My fifteen-year-old self wrote this on the title page of Catcher. I still have this copy!

I took my beat-up copy from my teen years and typed up the first chapter so I could print it out on computer paper and mark up the text with highlighting and glossed notes. 

Jon Snow sleeps next to my notes on Catcher‘s first chapter
My marked-up notes from Catcher‘s opening chapter

Amanda told me to look specifically at Grounding, Flow, and Feeling. After I got done working on the paper printouts, I went back into the Word document where I typed up the text and began marking it up with comments and track changes.

My comments for Catcher‘s first chapter in Word

I added 71 comments! And then in a separate document, I broke out some of the analysis in more depth.

The whole experience really opened my eyes to looking at the line level to see the sum impact of different micro craft choices Salinger (and Holden) make. (Also, it felt pretty cool to be marking up The Catcher in the Rye as if it were a manuscript I was editing or a workshop submission from Salinger.)

Creative work

This semester I produced several creative works, including:

  • Three short stories: “Cursed,” “Virginia Tucker Cooks Magic,” and “Let Your Heart Be Light”
    • I completed a full revision of “Cursed” for Packet 4.
  • My short story work grew in complexity, in length (from 7 page short stories to 14 and even 22 page-long stories) and depth of character journey. I learned to shape the story around the character’s epiphany so that twists, payoffs, and character change felt organic.
  • The first five chapters (and a few illustrations) of a middle grade novel, Boom and Blink.
An illustration I made of Blink, one of the cats in my middle grade story.
  • Side work and exercises to lay the groundwork for drafting my YA novel, Swing Love. I also wrote the climactic scene of the novel.
  • A first draft of the opening chapter of a new epistolary YA novel, Trust Your Story, later revised completely for the fourth packet.

Part 2: What my first semester was like in 10 pictures

I think to describe this semester best, I’ll have to do it in pictures. So here’s a visual look at my first semester.

1 – One of my first reads of the semester was Dear Rachel Maddow by Adrienne Kisner, a VCFA alum who coincidentally also had Amanda as an advisor. I wrote a critical essay on political awakening using this book as the source text. I’m also writing a YA novel where politics plays a big role.

Dear Rachel Maddow by Adrienne Kisner

2 – I went to see the movie Eighth Grade and was so moved at how intensely I felt drawn to write children’s literature for this age group. It was a visceral experience being dropped into an awkward, socially anxious girl’s life in the last weeks of eighth grade before graduating to the high school. I recognized a lot of myself in her.

Movie poster for Eighth Grade when it was playing at the Bryn Mawr Film Institute

3 – I worked on my cat book, Boom and Blink: Finding My Shadow. It was interesting to write from an animal point-of-view!

Writing my first middle grade work, Boom and Blink.

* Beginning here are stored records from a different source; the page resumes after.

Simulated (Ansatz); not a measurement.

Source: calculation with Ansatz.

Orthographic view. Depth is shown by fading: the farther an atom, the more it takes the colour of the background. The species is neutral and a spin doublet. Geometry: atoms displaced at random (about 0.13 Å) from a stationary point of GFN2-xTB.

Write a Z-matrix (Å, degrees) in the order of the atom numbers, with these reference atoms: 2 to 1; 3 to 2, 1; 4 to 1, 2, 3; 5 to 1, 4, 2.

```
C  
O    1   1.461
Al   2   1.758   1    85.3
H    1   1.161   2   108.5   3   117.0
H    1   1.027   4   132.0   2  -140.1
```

4 – I got reacquainted with marking books up with notes, glossing them like I was scribbling insta-reactions in my high school copies of Hamlet. Here you can see the rainbow of stickies I used to signify moments in Courtney Summers’ Sadie that felt emotionally gripping on a writing and/or storytelling level.

I used a whole set of stickies on Sadie.

5 – I obsessed over every detail of each packet, but I still felt scared to submit them. Many times, after I pressed “Send” in Gmail, I hit the Undo button and panicked over something, tweaked it, and then sent the files off for good.

Capturing the moment I sent a packet in—past the “undo” send option, and it’s outta my hands and in the fates of the gods!

6 – In early October, I took a solo vacation to Bethany Beach, Delaware. It was nice to get out and clear my head, take in nature and see new places. I visited some great bookstores. I also got some work done on the creative pieces I was putting together for the third packet. The ocean and wind served as my soundtrack from where I was staying a few blocks from the beach. After Packet 2’s feedback earlier in that week, I really needed to do some soul searching to find the courage to create with my voice.

South Bethany Beach, Delaware

7 – In the fall, I started to take long walks into Swarthmore’s downtown. My house is a little over a mile away. I walked through Swarthmore College’s campus, which is actually an arboretum, during fall when it was in full bloom. I’d often end up in Hobbs Coffee, a cafe by the train station. These cleansing walks helped me soak up nature and tease out story ideas or think about how to work through blocks in my work.

I printed out what I had so far for Packet 3 and revised in Hobbs Coffee

8 – This visual essay could be comprised entirely of coffee, but I learned that I could not survive on this “writer fuel” alone. I had to eat a full breakfast if I wanted enough energy to write for the day. Here I made myself some steel-cut oats and paired it with a strongly brewed cup of Cafe Du Monde coffee, my brew of choice.

Breakfast on a writing day: steel-cut oats and Cafe Du Monde coffee!

9 – I actually went to a bunch of movies this semester. I found it helped me think about writing and storytelling from a different perspective. Plus, it helped clear out the cobwebs, a technique I learned from Mad Men‘s Don Draper. First Man was one of my favorites from this year and got me thinking about craft and how to layer themes in from the beginning of the story.

First Man was one of the films I saw in theaters this semester.

10 – When I really needed to buckle down and write or read, I would go off the grid. I’d delete social media apps, sign out of accounts, limit my iPhone notifications to just the minimum (or put it on Do Not Disturb or Airplane Mode, or turn it off). One advantage (?) of depression making me isolate myself was being able to actually focus on reading and writing again, since they were the main things in my life. As the semester went on, I dropped off being so obsessed with the news. My nightly MSNBC binge was replaced by reading and writing time. In some ways, I felt cut off, and, being a news junkie, I worried that I’d feel out of the loop. But with a few select podcasts keeping me informed of what really mattered, I survived, and actually, I got so much more work done this way.

One of my “going off the grid” pictures on Instagram to signal I was taking a break.

Part 3: I am a writer

Developing craft awareness

Starting an MFA program made me aware of how much craft mastery is involved to create storytelling magic. At one of my residency workshops, my instructor broke down a master plot into different stages. I asked them, “If great stories often follow this map, and thousands of stories get through production each year as films, TV shows, or books, what separates those thousands of stories we forget from the rare ones that rise to the top? What makes The Fault in Our Stars or Harry Potter any different from stories that follow the same plot journey?” As you imagine, there’s no clear answer to that except the best stories reach us deep inside, our hearts, our soul. They connect with us.

As the semester went on, though, I started to find my answer. I developed a new appreciation for my favorite writers because my eyes were opened to how many little decisions go into a story or book that becomes a work of art.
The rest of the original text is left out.